Category Archives: IB

Rigor Redefined in IB Psychology

IB Psychology is one of those courses that can be approached in a very traditional manner where the teacher is the sage-on-the-stage and the students are passive receivers of the teacher’s “fountain of knowledge.” To supplement this approach the teacher surely administers exams, assigns essays and research papers, probably does some demonstrations and activities, and facilitates some discussions. This approach has produced students that have a good base knowledge and have a proficient understanding of the subject area, which allows them to do well on the standardized, end-of-course exam. This approach doesn’t sit well enough with me, however. As I say in my educational philosophy, I just don’t endeavor to do things better, I endeavor to do better things. Thus, one of my goals as an IB Psychology teacher is to redefine the rigorous approach so that the students not only have a good base knowledge and have a proficient understanding of the subject’s content in order to do well on the end-of-course exam, but they also come away with the skills and frames of mind needed to be successful in today’s fast paced, constantly changing, and technology rich world.
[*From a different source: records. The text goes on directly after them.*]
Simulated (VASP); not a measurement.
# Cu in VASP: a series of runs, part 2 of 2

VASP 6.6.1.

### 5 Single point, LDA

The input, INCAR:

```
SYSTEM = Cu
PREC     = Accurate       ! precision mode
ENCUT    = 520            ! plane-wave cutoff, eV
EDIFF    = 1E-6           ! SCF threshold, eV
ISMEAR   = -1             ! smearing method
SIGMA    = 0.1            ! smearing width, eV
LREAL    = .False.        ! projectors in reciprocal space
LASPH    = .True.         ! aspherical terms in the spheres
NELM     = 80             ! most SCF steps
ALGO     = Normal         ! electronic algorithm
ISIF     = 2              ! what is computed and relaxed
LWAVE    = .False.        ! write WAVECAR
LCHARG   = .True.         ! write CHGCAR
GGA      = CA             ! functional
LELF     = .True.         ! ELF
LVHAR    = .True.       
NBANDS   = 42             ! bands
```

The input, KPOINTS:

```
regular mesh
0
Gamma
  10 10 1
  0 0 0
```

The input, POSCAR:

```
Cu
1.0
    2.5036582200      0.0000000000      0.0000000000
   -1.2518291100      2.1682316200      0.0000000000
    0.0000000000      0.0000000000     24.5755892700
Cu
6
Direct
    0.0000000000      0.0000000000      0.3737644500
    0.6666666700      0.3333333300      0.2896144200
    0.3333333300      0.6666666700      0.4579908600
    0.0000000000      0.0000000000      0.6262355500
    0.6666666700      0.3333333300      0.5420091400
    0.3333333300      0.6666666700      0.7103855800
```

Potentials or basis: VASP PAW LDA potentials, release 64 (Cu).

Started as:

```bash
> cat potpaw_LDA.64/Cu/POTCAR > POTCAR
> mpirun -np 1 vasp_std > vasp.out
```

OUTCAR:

I started rethinking my teaching approach years back when I started to study and voraciously read blogs, white papers, reports, and books, and have conversations with like-minded colleagues on 21st century learning skills, technology integration, and the transformations needed to make education more relevant. One of the reports I read called Rigor Redefined by Tony Wagner was a big influence to my current teaching approach. After delineating the seven essential skills that matter most for life and success in the 21st century, Wagner gives examples of Advanced Placement classes he visited where he experienced rote and unengaged learning that is mostly teaching to the test. He referred to experiencing classes that are not like this as “rare.”

I think students learn best by doing. This goes for a psychology class, as well. Rather than being passive absorbers and regurgitators of information, I want kids to be active creators of relevant content and research while simultaneously developing the essential skills delineated by Wagner and others. I facilitate this process in more of a guide-on-the-side manner as opposed to the sage-on-the-stage approach mentioned earlier. Cognitively, I base my approach on the revised version of Bloom’s Taxonomy. Instead of focusing lessons and assessment on only Remembering and Understanding, which is what you often see in the traditional psychology classroom, I shift these lower levels of the pyramid to formative assessment and personalized learning processes. Students can acquire this information mostly outside of class and I can check their understanding through conversations and other technology-based means. In class, I focus on the top parts of the pyramid (Creating, Evaluating, Analyzing, Applying) within the project-based learning activities and the summative, authentic assessments I facilitate. Fortunately, IB learning outcomes incorporate command terms that directly expect the students to think critically in-line with the top parts of the pyramid (these command terms are: Analyze, Examine Discuss, Evaluate, To What Extent), so with my coaching and guidance, students start practicing these thinking skills from the beginning of the course since they have to. Creating is the only one the IB leaves out, so I give students opportunities to create as often as I can. Lastly, communication, collaboration, global awareness, and digital citizenship are equally emphasized and assessed along with the content elements of the projects and assessments.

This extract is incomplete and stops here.